I am struggling with a concrete definition and vision for how such a concept can be implemented within schools and within our school system.
The word itself - personalized - tends to throw me off. For example, is the idea personalized learning congruent with personal learning? Furthermore, how does personalized learning "look" within a standards based education system (where the curricular learning outcomes are prescribed)?
Powell and Powell, in a recent Ed Leadership article are clear in their opinion:
A curriculum without learning standards has neither rigor nor credibility. It virtually ensures confusion and mediocrity.As I think about this, I tend to agree. As a society we have a vested interest in determining what skills and knowledge we want our youth to acquire.
I don't think the "show up and learn what you want" type of "personal learning" is in our collective best interest.
So how does personalization interact effectively within a standardized system?
I have written about this topic before. I believe this will be the spark we need to reform our system. In essence, we need to ask ourselves "what is worth knowing". Many have written about 21st Century Skills and competencies so I won't belabor the point.

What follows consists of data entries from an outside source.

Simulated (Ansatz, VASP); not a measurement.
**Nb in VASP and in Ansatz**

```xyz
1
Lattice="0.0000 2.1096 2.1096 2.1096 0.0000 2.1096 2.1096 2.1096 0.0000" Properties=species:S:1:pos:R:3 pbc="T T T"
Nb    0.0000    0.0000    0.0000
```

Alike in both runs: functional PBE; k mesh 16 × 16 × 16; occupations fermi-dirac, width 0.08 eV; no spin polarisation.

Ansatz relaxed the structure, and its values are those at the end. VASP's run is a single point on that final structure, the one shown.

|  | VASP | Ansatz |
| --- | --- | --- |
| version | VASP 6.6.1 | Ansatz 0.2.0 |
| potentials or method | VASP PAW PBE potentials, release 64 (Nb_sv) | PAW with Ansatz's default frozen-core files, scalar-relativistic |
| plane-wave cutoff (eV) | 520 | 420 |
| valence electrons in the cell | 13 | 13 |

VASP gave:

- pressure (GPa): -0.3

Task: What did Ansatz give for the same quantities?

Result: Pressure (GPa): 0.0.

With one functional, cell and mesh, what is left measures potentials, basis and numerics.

Nonetheless, I believe that we need to adopt a thematic and skills based model of curriculum. In the Powell and Powell article they talk about "a shift to concepts" in curriculum. The authors go on to ask a series of questions to determine the value of any chosen concept:
Does the concept have enduring value? Does the concept reside at the heart of the discipline? Does the concept require analysis? Does it have the potential to engage students?
These are great questions. As we look to update curriculum I think they are questions that should be kept in mind.
I believe that sound assessment and grading practices are at the heart of any personalized learning system (not technology).
Assessment practices that identify the individual needs, challenges and strengths of each learner will drive personalized learning (I am essentially talking about formative assessment here).
In the same Powell and Powell article , the authors definitively state that the "form of assessment can usually be personalized, but the criteria should not be". They go to write "the criteria we use to evaluate students' achievement should not be differentiated.; we should hold all students to the same high standards."
I have mixed feeling about this statement. Firstly, not all assessment is the same. In our effective use of formative assessment we may need to differentiate some of the criteria for individual learners. I also think we need to be careful when we talk about "high standards." Any talk about "high standards" need to be commonly understood and applied - particularly when it comes to the assessment and evaluation of students. To best achieve this I would suggest the following practices:
- Outcomes Based Grading - linking grades to learning outcomes in a deliberate and concrete way. I recommend reading this great article from ASCD on standards based grading. In my opinion this is the best way to authentically capture student grades that are consistent and reliable. The students in Mr. Seltzer's class deserve to be graded according to the mandated learning outcomes -consistently applied within a school and/or department. (A disclaimer: Attaching letter grades and percentages is not the best of way to measure and inspire learning. Nonetheless our current education "system" requires us to do so.)
- School Wide Grading Protocols - Having clear and common expectations when grading students is something we have implemented at our school. You may want to see our school's grading policy here
- Collaborative Grading - Teachers coming together to examine, review and grade student work promotes collaboration, common standards, and consistency.